What was formerly the grand Ritz Carlton is now the stately Taj Boston. And although the place could use a paint job, the crystal chandeliers, cream and gold décor, guild mirrors, and plush floral carpeting call to mind the kind of opulent establishments that no longer seem to be built in today's era of refurbished industrial loft space. Friendly staff and posh touches (silky chocolates during turn down service, Molton Brown bath products), heighten the whole stay, and the view (or better yet a walk through) of the nearby Common Gardens is divine.
Aura is located in the Seaport Hotel in Boston’s financial district. 2009 Boston Rising Star Chef Rachel Klein draws upon a variety of influences, including her Eastern European heritage and New York upbringing, to compose dishes that are creative in presentation, flavor, and technique. Scarlet borscht is refined (with the help of agar and xanthan gum) from the big bowl of cold soup your grandmother made to an elegant composition accompanied by smoked sable, beets, potato, and sour cream.
2006 Rising Star Chef Tony Maws blew us away when his restaurant was Craigie Street Bistrot. In its newly remodeled location, Craigie on Main is bigger and as good as ever; the well-equipped, shiny open kitchen is simply stunning. Maws’ cooking is as impressive as ever, with a menu that changes daily, his “Chef’s Whim” tasting menu, and his commitment to local, organic ingredients. The the bar program at Craigie is a true cocktailian spot with artisanal touches like house-made vermouth.
Flour is the ultimate neighborhood bakery—and anything but traditional. Yes, there are the classic breakfast pastries, like buttery croissants, tarts, cakes, and cookies, but there are also some unconventional additions like sesame and jicama, and sandwiches so good you want to eat them every day (we’re partial to a custardy egg sandwich with spinach and Portobello mushroom). Behind the bakery is 2009 Boston Rising Star Restaurateur Joanne Chang, whose loving touch is visible on every item in each location. With at least two more locations in the works and a cookbook on the way, Chang is proving to be an unstoppable force in the Boston food scene.
If you didn’t know it was there you might pass by Garden at the Cellar and never know you were missing a great restaurant. Inside 2009 Rising Star Chef Will Gilson is cooking imaginative, impeccably executed, exciting cuisine in a tiny kitchen. Having been raised on an herb farm with an attached restaurant, Gilson has an innate respect for his ingredients and instinctively knows how to properly compose a dish. Flawlessly seared foie gras is served with the unlikely combination of doughnuts, rhubarb, and rhubarb foam, while rustic schnitzel is topped with a two hour egg and lemon aioli.

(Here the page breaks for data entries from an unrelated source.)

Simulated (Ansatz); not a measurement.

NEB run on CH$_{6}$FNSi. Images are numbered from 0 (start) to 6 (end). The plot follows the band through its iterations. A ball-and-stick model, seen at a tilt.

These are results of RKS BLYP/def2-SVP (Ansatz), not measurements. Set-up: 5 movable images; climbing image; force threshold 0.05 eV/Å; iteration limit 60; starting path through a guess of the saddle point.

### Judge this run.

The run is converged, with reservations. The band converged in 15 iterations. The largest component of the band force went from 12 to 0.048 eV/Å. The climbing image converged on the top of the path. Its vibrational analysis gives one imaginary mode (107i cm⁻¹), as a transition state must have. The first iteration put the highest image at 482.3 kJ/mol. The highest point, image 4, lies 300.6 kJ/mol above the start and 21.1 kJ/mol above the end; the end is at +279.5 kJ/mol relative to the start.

For the ultimate example of fine dining service, atmosphere, and cuisine look no further than L’Espalier. Their new digs on Boylston Street are more elegant than ever. Maitre d’ and Fromager Louis Risoli has been at L’Espalier for over 30 years and gracefully and knowledgeably runs the front of the house, as well as the Grand Fromage cheese program. Executive Chef Frank McClelland has a nearby farm that supplies L’Espalier and the Sel de la Terre restaurants with fresh produce and meat. Chef de Cuisine James Hackney takes these ingredients and creates a menu that is seasonal, graceful, and full of fun flavors. 2009 Rising Star Pastry Chef Jiho Kim makes playful desserts like a grownup Oreo with milk sorbet and Raspberry Greek Yogurt with Muscat Gelée and Coconut Sorbet that is a study in textures.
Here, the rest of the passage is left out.